He said: “Illegal working causes untold harm to our communities, cheating honest workers of employment, putting vulnerable people at risk and defrauding the public purse.”

With the government focusing on this area Joel Reiss, solicitor at immigration law specialist Latitude Law, said employers need to ensure they are carrying out right to work checks in order to get a statutory excuse, and are protected from penalties, if an employee is found to be working illegally.

He told HR magazine: “You do need policies and procedures in place to make sure checks [on status of those being hired] are done and to protect yourself.”

These checks can take the form of using online checks to see if a candidate or new hire has an outstanding immigration application process, but they need to be repeated at the right moments as the process has multiple parts.

lAternatively, checks include making sure a person has settlement under the EU settlement scheme or checking on a passport.

Reiss explained that even if a worker is found to be working illegally the checks, when completed properly, ensure an employer won’t be penalised.
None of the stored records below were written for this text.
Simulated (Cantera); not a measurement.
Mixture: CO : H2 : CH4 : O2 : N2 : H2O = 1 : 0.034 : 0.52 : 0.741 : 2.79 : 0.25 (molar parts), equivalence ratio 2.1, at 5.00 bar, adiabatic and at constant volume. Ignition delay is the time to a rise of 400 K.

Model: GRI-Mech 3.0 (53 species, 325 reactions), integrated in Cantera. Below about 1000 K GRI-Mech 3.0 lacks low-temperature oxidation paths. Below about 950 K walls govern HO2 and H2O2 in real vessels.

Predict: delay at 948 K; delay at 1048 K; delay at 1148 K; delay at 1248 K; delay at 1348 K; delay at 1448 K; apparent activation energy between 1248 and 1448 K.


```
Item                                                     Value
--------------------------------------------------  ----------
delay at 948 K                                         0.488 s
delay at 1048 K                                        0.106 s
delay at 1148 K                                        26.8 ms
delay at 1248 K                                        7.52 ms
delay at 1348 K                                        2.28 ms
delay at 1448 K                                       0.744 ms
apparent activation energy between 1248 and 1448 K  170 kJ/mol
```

He added: “These checks act as statutory excuses, even if it turns out a passport was obtained fraudulently.”

Jonathan Beech, managing director of Migrate UK added that with such high stakes — risks include imprisonment, unlimited fines, or costs of up to £20,000 per illegal worker if improper checks were carried out — it is crucial HR has good hiring processes and record keeping.

Speaking to HR magazine: “Having a robust HR system and a uniform policy on right to work checks is important.

“Key dates need to be well recorded and, in the case of those under immigration control, flagged at least three months in advance.

“Good record keeping and reporting procedures especially for those who are sponsoring overseas workers are also key.”